Commentary

America May Be Catching On to Ethanol Racket

By Nicolas Loris | February 4, 2016 | 11:41am EST
In this photo taken July 16, 2012, harvested corn is dumped from a combine, left, into a hopper being towed by a tractor near Altheimer, Ark. (AP Photo/Danny Johnston)

The results of the Iowa caucus proved that even Iowans—long seen as fervent proponents of ethanol—don’t view Washington’s favoritism to it as necessarily still required.

Much like many campaigns out there, the Renewable Fuel Standard that mandates the use of biofuels in our gasoline has been full of empty promises. When Congress passed the Renewable Fuel Standard in 2005 and expanded the mandate in 2007, policymakers promised reduced dependence on foreign oil, a new source of cleaner energy to lower gas prices, a stronger economy, and an improved environment.

This was certainly wishful thinking, as none of it has come true.

Instead, the policy has resulted in adverse effects to the economy and the environment and demonstrated the folly of the government attempting to centrally plan America’s energy future.

The Energy Policy Act of 2005 first mandated that renewable fuels be mixed into America’s gasoline supply, primarily using corn-based ethanol. The 2007 Energy Independence and Security Act increased the quotas significantly.

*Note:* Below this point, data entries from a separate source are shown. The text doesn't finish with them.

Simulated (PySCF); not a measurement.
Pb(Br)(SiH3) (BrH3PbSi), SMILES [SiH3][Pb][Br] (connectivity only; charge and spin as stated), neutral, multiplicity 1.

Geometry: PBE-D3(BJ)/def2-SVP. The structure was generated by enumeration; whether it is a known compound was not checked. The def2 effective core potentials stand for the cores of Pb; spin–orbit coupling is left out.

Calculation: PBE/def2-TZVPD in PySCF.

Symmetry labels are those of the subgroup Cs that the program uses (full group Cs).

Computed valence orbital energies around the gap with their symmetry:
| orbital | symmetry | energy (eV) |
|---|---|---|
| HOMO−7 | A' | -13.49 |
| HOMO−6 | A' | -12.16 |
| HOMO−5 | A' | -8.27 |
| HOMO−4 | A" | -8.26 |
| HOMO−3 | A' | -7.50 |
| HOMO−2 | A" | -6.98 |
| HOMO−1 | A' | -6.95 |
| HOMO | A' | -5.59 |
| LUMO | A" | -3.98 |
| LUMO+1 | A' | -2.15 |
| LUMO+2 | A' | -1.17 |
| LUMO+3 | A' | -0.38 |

By 2022, there must be 15 billion gallons of corn-based ethanol and a total of 36 billion gallons of biofuels blended into the nation’s fuel supply, including soybean-based biodiesel. The program does not end in 2022, however, but grants the Environmental Protection Agency authority to set yearly targets.

The mandate has harmed Americans in a number of ways. Ethanol has only two-thirds the energy content of petroleum-based gasoline, so drivers pay more. In addition, the Renewable Fuel Standard has not delivered on the promise of reducing dependence on oil and protection from high prices.

Because ethanol contributes such a small percentage of the overall transportation fuel market (a mere 5 percent in 2014), it has failed to tamp down prices, which mostly continued to climb from 2002 to 2012 despite increased mandated ethanol use and high oil prices allegedly making ethanol more competitive.

Supply and demand (largely of crude oil) will determine the price at the pump, and the contribution of the Renewable Fuel Standard as a transportation fuel is a mere drop in the bucket against the nation’s entire fuel use.

The Renewable Fuel Standard also artificially diverts food to fuel, driving up prices at the grocery store.

A few years ago, 40 percent of America’s corn crop went to ethanol production. In 2012, the amount of corn used to produce ethanol in the U.S. exceeded the entire corn consumption of the continent of Africa and in any single country with the exception of China.

Now, if market forces drove corn production away from food use and toward transportation fuel because it were more profitable, there would be no problem. But that’s not what is occurring here. Producers are diverting food to fuel because of the government-imposed mandate, and since corn is a staple ingredient for many foods and an important feedstock for animals, families are hit with higher prices from a wide range of food products.

Policymakers hailed biofuels as the green solution to dirty oil. But, in its first of three reports to Congress, the Environmental Protection Agency projected that nitrous oxides, hydrocarbons, sulfur dioxide, particulate matter, ground-level ozone, and ethanol vapor emissions, among other air pollutants, increase at different points in the production and use of ethanol.

A study by Iowa State University researchers concluded that incentivizing more biofuel production with government policies leads to more adverse environmental consequences caused by farming, the use of fertilizers, and land-use conversion for agricultural production, resulting in increased soil erosion, sedimentation, and nitrogen and phosphorus runoff into lakes and streams.

Though the mandate benefits a select few in the Midwest, the Renewable Fuel Standard spreads the cost to the rest of Americans, including many in the agricultural community. The biofuels mandate gives preferential treatment to the production of corn and soybeans at the expense of other agricultural products and artificially eliminates the risk and competition necessary to drive innovation and economic growth.

The problem with the Renewable Fuel Standard is not the use of biofuels themselves, but rather that it is a policy that mandates the production and consumption of the fuel.

Having politicians centrally plan energy decisions best left for the private sector distorts markets and demonstrates the high costs and unintended consequences of government control.

Congress should admit that the Renewable Fuel Standard is costly to the economy and the environment, benefiting a select group of special interests. Importantly, Congress should recognize that the federal government has no business determining what type of fuel we should use and how much of it we should consume each year.

The only viable solution to this broken policy is to repeal the biofuels mandate altogether.

Nicolas Loris, an economist, focuses on energy, environmental and regulatory issues as the Herbert and Joyce Morgan fellow at The Heritage Foundation.